I concur in the decision to deny Reginald Renard Macons petition for a writ of certiorari because every theory asserted in his petition is either meritless, unpreserved, noncompliant with Rule 39(a), Ala. R. App. P., or some combination of the three. I write specially to address a separate question implicated by the decision below.

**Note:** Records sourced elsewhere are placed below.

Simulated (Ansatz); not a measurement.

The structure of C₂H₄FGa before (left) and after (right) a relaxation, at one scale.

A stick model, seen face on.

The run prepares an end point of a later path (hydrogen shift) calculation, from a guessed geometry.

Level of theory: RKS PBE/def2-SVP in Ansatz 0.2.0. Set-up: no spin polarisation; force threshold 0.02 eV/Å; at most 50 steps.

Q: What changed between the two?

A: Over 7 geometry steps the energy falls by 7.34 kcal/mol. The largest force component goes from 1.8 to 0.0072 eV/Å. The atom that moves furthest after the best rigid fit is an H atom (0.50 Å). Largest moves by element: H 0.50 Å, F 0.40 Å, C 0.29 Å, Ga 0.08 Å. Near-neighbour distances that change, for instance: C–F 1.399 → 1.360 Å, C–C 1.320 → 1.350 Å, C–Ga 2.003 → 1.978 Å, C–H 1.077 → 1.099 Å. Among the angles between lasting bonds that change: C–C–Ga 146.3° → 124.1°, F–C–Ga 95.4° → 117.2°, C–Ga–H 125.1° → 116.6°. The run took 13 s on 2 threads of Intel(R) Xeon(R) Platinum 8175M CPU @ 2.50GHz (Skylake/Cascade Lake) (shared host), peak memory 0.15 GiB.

By way of background, Macon is a serial felon who was most recently indicted for first-degree rape and first-degree theft of property. Macon opted not to go to trial on these charges and instead pleaded guilty to first-degree sexual abuse and first-degree theft of property. Following those pleas, he was sentenced to concurrent terms of life imprisonment under the Habitual Felony Offender Act (“the HFOA”), § 13A-5-9, Ala. Code 1975. Macon did not file a direct appeal challenging his convictions or sentences, but he has since filed three petitions for collateral postconviction relief under Rule 32, Ala. R. Crim. P., including the petition at issue here (his most recent).

One of the many claims that Macon made in his most recent Rule 32 petition was that his sexual-abuse sentence violated double-jeopardy principles. That was so, Macon argued, because the original trial court had illegitimately enhanced that sentence under the HFOA. The Houston Circuit Court rejected that claim –– along with all the other claims raised in Macons Rule 32 petition –– and Macon did not mention it again when he appealed the circuit courts judgment. Instead, he chose to focus his appeal on his other claims.

In affirming the judgment of the circuit court, the Court of Criminal Appeals correctly determined that, by abandoning his double-jeopardy claim, Macon had failed to preserve it for appellate review. Macon v. State (No. CR-21-0474, Dec. 9, 2022), ––– So. 3d –––– (Ala. Crim. App. 2022) (table). Nonetheless, “out of an abundance of caution,” the Court of Criminal Appeals proceeded to explain in its unpublished memorandum why that claim failed on the merits. It felt the need to do so, it said, because there is some authority suggesting that the type of double-jeopardy violation alleged by Macon is jurisdictional in nature and “thus cannot be waived.” In other words, the Court of Criminal Appeals seems to have assumed that if jurisdictional defects in a sentence are nonwaivable on direct review, they must be nonwaivable on collateral review (such as in a Rule 32 proceeding) as well.

In my view, that assumption is unwarranted. The general rule is that once a judgment becomes final on direct review it is entitled to full res judicata effect, even if it rested on a jurisdictional defect. See 20 Charles Alan Wright & Mary Kay Kane, Federal Practice & Procedure: Federal Practice Deskbook § 17 (2d ed. 2011) (explaining the general rule that “a party who does not actually contest [a courts] jurisdiction will be bound by [its] judgment”); Restatement (Second) of Judgments § 12 (Am. L. Inst. 1982) (noting that, unless a recognized exception provides otherwise, “[w]hen a court has rendered a judgment in a contested action, the judgment precludes the parties from litigating the question of the courts subject matter jurisdiction in subsequent litigation”). While there are certain narrow exceptions to the finality-of-judgment rule, those exceptions are just that –– narrow. Rule 32.1 provides one such exception when it permits a petitioner to collaterally challenge his final conviction or sentence by arguing that the issuing court lacked jurisdiction. But, so far as I can tell, nothing in Rule 32 (or any of our other procedural rules) requires a court to entertain collateral attacks on a final judgment based on potential defects in the original proceedings –– even jurisdictional ones –– that the petitioner has not adequately presented and preserved in the collateral challenge. See Lee v. State, 44 So. 3d 1145, 1149-50 (Ala. Crim. App. 2009) (noting that the rule that appellate courts “will not search out errors which have not been properly preserved” applies in Rule 32 proceedings); Ala. R. Crim. P. 32.10(a) (stating that existing rules of appellate procedure govern Rule 32 petitions). Accordingly, the Court of Criminal Appeals was under no obligation to entertain the merits (or lack thereof) of Macons unpreserved double-jeopardy claim.

With that clarification in mind, I concur in the decision to deny the writ.

Parker, C.J., and Shaw, Bryan, and Sellers, JJ., concur.

Mitchell, J., concurs specially, with opinion.